BWCs and Use of Force Complaints

The Impact of Body-Worn Cameras on Complaints Against Officers and Officer Use of Force Incident Reports: Preliminary Evaluation Findings

Source

Northeastern University's School of Criminology and Criminal Justice (2018)

Authors

Anthony A. Braga, Lisa Barao, Jack McDevitt, and Greg Zimmerman

In January 2015, the Boston Police Department (BPD) committed to implement a pilot body worn camera (BWC) program for its officers. This pilot was intended to help answer policy questions about how the system would operate if and when fully implemented across the department’s 2,100 officers and to address concerns of officers and community members on the use of the technology. Boston Mayor Martin Walsh and Boston Police Commissioner William Evans committed to a rigorous evaluation of this pilot program. The BPD implemented its BWC pilot program in September 2016. This pilot involved the random allocation of 100 BWCs to officers who wore these cameras for a twelve month intervention period. The impact evaluation uses a rigorous randomized controlled trial (RCT) design to evaluate the impact of BWCs on police-citizen interactions, police proactivity, police lawfulness, and police-community relations.1 RCTs are generally considered the “gold standard” in program evaluation as these designs allow researchers to assume that the only systematic difference between the control and treatment groups is the presence of the intervention; this permits a clear assessment of program impacts on outcome measures.
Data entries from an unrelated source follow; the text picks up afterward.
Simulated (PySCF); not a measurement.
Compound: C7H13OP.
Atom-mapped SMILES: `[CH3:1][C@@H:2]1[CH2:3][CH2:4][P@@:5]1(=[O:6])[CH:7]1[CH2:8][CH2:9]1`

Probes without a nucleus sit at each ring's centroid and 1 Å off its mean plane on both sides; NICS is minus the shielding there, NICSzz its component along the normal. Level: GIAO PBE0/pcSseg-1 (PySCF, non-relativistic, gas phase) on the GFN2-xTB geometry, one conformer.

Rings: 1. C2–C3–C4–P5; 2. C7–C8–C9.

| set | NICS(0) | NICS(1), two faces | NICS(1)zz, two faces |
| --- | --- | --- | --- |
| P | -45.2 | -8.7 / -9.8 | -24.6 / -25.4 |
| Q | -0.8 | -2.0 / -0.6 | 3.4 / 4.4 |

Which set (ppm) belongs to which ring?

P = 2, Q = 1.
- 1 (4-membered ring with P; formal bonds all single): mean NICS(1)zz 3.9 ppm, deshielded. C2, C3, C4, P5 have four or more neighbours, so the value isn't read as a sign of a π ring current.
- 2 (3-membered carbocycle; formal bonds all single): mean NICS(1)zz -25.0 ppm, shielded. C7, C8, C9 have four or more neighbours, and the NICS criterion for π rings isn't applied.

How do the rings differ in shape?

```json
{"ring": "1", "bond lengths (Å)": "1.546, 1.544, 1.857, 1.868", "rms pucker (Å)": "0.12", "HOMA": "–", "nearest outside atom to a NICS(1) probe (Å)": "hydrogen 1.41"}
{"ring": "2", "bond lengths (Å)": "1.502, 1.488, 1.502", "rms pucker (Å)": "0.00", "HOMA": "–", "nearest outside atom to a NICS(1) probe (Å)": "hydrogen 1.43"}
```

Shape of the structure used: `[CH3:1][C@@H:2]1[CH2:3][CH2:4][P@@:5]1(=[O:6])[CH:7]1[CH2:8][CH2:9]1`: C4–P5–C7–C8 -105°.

This preliminary impact evaluation report summarizes the randomization of officers to treatment and control groups, assesses the balance between experimental groups, examines attrition in the treatment group, and estimates the statistical power of the experimental design. The report then presents preliminary evaluation findings for the impact of the BWC technology on citizen complaints against officers and officer use of force incident reports.